In a new episode of the ongoing dispute over sports betting in Florida, the U.S. Department of the Interior has now fired back against allegations that the deal giving the Seminole Tribe control of sports betting in the state violates federal law in a 33-page court document filed by attorneys late Tuesday in Washington, D.C.
Feds defended the Seminole Tribe's control of sports wagering, pointing to the decision taken by Gov. Ron DeSantis and the Legislature to allow the tribe to accept bets. They disputed that the permits violate the Indian Gaming Regulatory Act during a hearing held last week by U.S. District Judge Dabney Friedrich. She said she will likely make her summary judgment by or around Monday, Nov. 15. Until a decision is made, Florida online sports betting will be allowed to continue in the state.
The hearing was held as part of a lawsuit filed by two Florida pari-mutuels which challenged the sports betting agreement, alleging the compact signed by the state violates the IGRA by allowing the Seminoles to accept bets that are placed off tribal property.
The controversial deal allows Florida bettors to place sports wagers through the use of mobile devices. The bets are processed through computer servers on tribal property: the question at the heart of the issue is if bets being run through computers on tribal land equals betting on said tribal land.
In additional arguments now submitted by department attorneys, they acknowledged the wagers would be made by people off tribal property, but said the state authorizes them.
“Federal defendants contend that for federal law purposes, and consistent with federal law, the online sports betting provisions in the compact reflect a permissible hybrid approach wherein gaming activity that occurs off of the tribe’s Indian lands is authorized under state law, and gaming activity that occurs on Indian lands is authorized by IGRA pursuant to the compact,” the document presented said, according to CBS Miami.
Furthermore, the attorneys wrote that the compact “permissibly only authorizes gaming that occurs on the tribe’s Indian lands,” which is consistent with IGRA, and “does not and could not authorize activity occurring off of the tribe’s Indian lands.”
“When the compact was presented to the secretary, she was not presented with a decision whether to ‘authorize’ persons in Florida to place an online sports wager with the tribe when they are physically located off of the tribe’s Indian lands,” the document reads. “The state law ratifying the compact had already done that.”
According to the owners of pari-mutuels Magic City Casino in Miami-Dade County and Bonita Springs Poker Room in Southwest Florida, the sports betting plan is a “legal fiction” that violates federal law. Hamish Hume, attorney for the plaintiffs, argued last week that IGRA was being used to create a form of “loophole” to offer off-tribal lands gaming.

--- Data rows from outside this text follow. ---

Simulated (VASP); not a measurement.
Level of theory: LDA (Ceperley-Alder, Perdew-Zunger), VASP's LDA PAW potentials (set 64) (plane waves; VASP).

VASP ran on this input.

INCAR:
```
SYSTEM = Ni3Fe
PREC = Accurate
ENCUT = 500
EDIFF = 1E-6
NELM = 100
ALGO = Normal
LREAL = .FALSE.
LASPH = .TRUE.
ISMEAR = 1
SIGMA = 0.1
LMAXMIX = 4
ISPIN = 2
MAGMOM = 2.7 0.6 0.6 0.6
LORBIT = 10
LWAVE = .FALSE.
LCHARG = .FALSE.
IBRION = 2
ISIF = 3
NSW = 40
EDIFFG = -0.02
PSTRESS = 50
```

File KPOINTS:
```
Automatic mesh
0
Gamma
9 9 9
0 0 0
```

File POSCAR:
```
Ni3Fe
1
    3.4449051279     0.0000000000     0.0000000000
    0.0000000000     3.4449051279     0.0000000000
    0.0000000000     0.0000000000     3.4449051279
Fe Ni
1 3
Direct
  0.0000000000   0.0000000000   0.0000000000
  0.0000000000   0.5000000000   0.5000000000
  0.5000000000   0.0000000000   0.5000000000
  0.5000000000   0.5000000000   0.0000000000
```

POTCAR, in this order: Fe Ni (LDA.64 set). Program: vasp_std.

Moreover, the pari-mutuels also claim the arrangement discriminates in favor of the Seminole tribe, and that by giving them sole control over sports wagering there could be a “significant and potentially devastating impact” on their businesses.
Another argument that has been raised against the compact involves a 2018 state constitutional amendment that requires voter approval of gambling expansions. Critics of the sports betting launch contend it violates this amendment, as it was not approved by Florida voters.
Contrastingly, supporters of the deal have argued the plan did not have to go before voters, as sports wagering is being run by the tribe. Federal attorneys have also urged judge Friedrich to not decide the state constitutional issue, as they should be resolved “in an appropriate state court forum.”
“Indeed, since many of the claims and relief sought in these cases involve the state and state law, a state forum would be the more appropriate for any such challenge,” reads the document presented by the attorneys, as reported by CBS.
“But here, the state has represented to the secretary and this court that it entered into and ratified the compact consistent with state law, including the Florida Constitution,” the document further states. “The court should rely on those contentions and reject plaintiffs’ unsubstantiated arguments to the contrary.”
The additional arguments were presented after Friedrich urged federal attorneys to do so, after expressing frustration that the government was not taking a clear position on the issue of whether gambling was occurring off tribal land.
The lawsuit filed by the pari-mutuels is not the only one challenging the lucrative agreement between Seminoles and the state. Two prominent South Florida businessmen, along with the group No Casino, are also presenting a lawsuit in federal court in Washington. They allege the compact would adversely impact their properties and neighborhoods by increasing traffic, congestion, criminal activity, among other arguments.
In the meantime, and despite the ongoing legal disputes, sports betting has already gone live in the state. Bettors in Florida can wager through the Hard Rock Sportsbook app. The tribe launched it on November 1.
Under the 30-year compact, the Seminoles agreed to pay the state at least $2.5 billion over the first five years in exchange for having sole control over sports betting throughout Florida. They are also allowed to add craps and roulette to their casino operations.
The compact is also facing competition from major operators, including DraftKings and FanDuel, which are pushing to get sports betting on the ballot in 2022. The initiative proposes legislation that would open up online sports betting statewide to any legal sports betting platforms, thus challenging Seminoles’ exclusive rights.